How are the Predict benchmarks calculated?

Dive into how we created the benchmarks from a dataset of a whopping 4197 images and 19096 AOIs!


The data consisted of 4197 images, which were each labeled to be included in one of the subcategories within the three main categories: Advertisement, Websites, or Products.

A total of 19096 Areas of Interest (AOIs) were drawn across the images. Each image had different relevant AOIs drawn on it, resulting in a different number of AOIs for the whole dataset as seen below: 

Each of these images with AOIs was run through the Predict platform to produce scores of Cognitive Demand, Focus, Clarity, Engagement, and for each AOI also the equivalent Attention score. 


The benchmarks were produced for the overall data set (regardless of category or subcategory), then by category and subcategory. 

First, the distribution of the scores was checked to see if the average would be representative of most scores, as seen by the histograms of the Predict metrics below. For the overall scores, the average (red vertical line) and the median (green vertical line) were produced to validate whether the data follows a normal distribution.

When the data follows a normal (bell-curve) distribution, then the majority of the data is near the average value. A good indicator of this is that the average and the median are the same value, or in our case close enough. If the average and the median were far apart, the benchmarks would not be guaranteed to be representative of the average scores for the industry. However, when the average and median are close, it means the benchmarks represent the range where most of the data points are, i.e. the average for the industry.
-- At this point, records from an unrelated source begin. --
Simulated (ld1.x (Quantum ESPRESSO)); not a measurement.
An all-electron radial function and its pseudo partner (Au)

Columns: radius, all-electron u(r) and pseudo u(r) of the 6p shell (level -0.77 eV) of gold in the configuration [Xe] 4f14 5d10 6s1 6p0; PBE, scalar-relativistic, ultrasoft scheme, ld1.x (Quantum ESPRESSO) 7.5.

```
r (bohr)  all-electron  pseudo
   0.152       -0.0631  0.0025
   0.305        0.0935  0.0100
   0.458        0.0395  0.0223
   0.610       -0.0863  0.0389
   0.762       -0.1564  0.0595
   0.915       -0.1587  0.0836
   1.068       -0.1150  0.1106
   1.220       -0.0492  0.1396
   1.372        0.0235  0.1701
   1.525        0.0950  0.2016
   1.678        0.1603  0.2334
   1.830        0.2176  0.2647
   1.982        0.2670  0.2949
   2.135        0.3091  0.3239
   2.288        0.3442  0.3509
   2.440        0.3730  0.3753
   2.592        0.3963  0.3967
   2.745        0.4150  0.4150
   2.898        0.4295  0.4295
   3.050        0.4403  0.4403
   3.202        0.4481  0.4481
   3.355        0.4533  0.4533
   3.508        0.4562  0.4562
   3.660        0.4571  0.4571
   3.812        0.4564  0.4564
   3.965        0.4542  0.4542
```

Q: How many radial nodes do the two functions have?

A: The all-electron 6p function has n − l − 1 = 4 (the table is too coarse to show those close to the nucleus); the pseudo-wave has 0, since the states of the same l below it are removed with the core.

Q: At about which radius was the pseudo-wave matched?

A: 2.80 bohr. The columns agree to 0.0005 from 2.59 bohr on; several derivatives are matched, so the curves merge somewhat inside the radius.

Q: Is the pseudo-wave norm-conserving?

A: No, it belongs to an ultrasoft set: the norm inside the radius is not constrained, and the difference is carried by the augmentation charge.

The data was then split into the different categories and subcategories. The benchmark of a category or subcategory was produced by calculating the average score together with the distribution (standard deviation) of the scores. The benchmark range was then calculated by subtracting the standard deviation from the average to get the lower end of the range, and adding the standard deviation to the average to get the upper end of the range. 

Because the benchmarks were calculated like this, you can conclude that a score within the benchmark range fits within the average scores of images within the given category, and a score that is not within the range is atypical for the industry.